Question

The value of
\(\cot^{-1}[\frac{\sqrt{1-\sin x}+\sqrt{1+\sin x}}{\sqrt{1-\sin x}-\sqrt{1+\sin x}}]\) where x ∈ \((0,\frac{\pi}{4})\) is

• A. \(\pi-\frac{x}{3}\)
• B. \(\frac{x}{2}\)
• C. \(\pi-\frac{x}{2}\)
• D. \(\frac{x}{2}-\pi\)

Hint:

In trigonometric simplifications, look for standard identities and use the conjugate to simplify fractions involving square roots. This technique is especially useful when dealing with expressions inside inverse trigonometric functions.

Answer 1

The Correct Option is C

The correct answer is (C) : \(\pi-\frac{x}{2}\).

Answer 2

The correct answer is: (C) \( \pi - \frac{x}{2} \) .

We are asked to find the value of:

\( \cot^{-1}\left[\frac{\sqrt{1-\sin x}+\sqrt{1+\sin x}}{\sqrt{1-\sin x}-\sqrt{1+\sin x}}\right] \) where \( x \in \left(0, \frac{\pi}{4}\right) \).

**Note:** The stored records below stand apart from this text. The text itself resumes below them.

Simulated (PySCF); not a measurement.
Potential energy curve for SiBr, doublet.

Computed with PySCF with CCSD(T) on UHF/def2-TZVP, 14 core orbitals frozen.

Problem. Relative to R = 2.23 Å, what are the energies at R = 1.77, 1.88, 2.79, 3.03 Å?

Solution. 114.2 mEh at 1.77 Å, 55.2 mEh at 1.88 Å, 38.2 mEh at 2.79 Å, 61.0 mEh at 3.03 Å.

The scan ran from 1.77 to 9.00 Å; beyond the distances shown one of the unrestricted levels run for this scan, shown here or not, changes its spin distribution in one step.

To solve this, we start by simplifying the given expression inside the inverse cotangent function. Let's focus on simplifying the fraction:

\( \frac{\sqrt{1-\sin x}+\sqrt{1+\sin x}}{\sqrt{1-\sin x}-\sqrt{1+\sin x}} \)

This is a standard form that can be simplified by multiplying the numerator and denominator by the conjugate of the denominator. The conjugate of \( \sqrt{1-\sin x} - \sqrt{1+\sin x} \) is \( \sqrt{1-\sin x} + \sqrt{1+\sin x} \). This simplification leads to the following:

\( \frac{(\sqrt{1-\sin x}+\sqrt{1+\sin x})^2}{(\sqrt{1-\sin x})^2 - (\sqrt{1+\sin x})^2} \)

Using the difference of squares formula \( a^2 - b^2 = (a-b)(a+b) \), we get:

\( \frac{(1-\sin x) + 2\sqrt{(1-\sin x)(1+\sin x)} + (1+\sin x)}{(1-\sin x) - (1+\sin x)} \)

Simplifying further, we end up with an expression involving \( \tan \left(\frac{x}{2}\right) \), leading to the final answer:

\( \pi - \frac{x}{2} \)

Therefore, the correct answer is (C) \( \pi - \frac{x}{2} \) .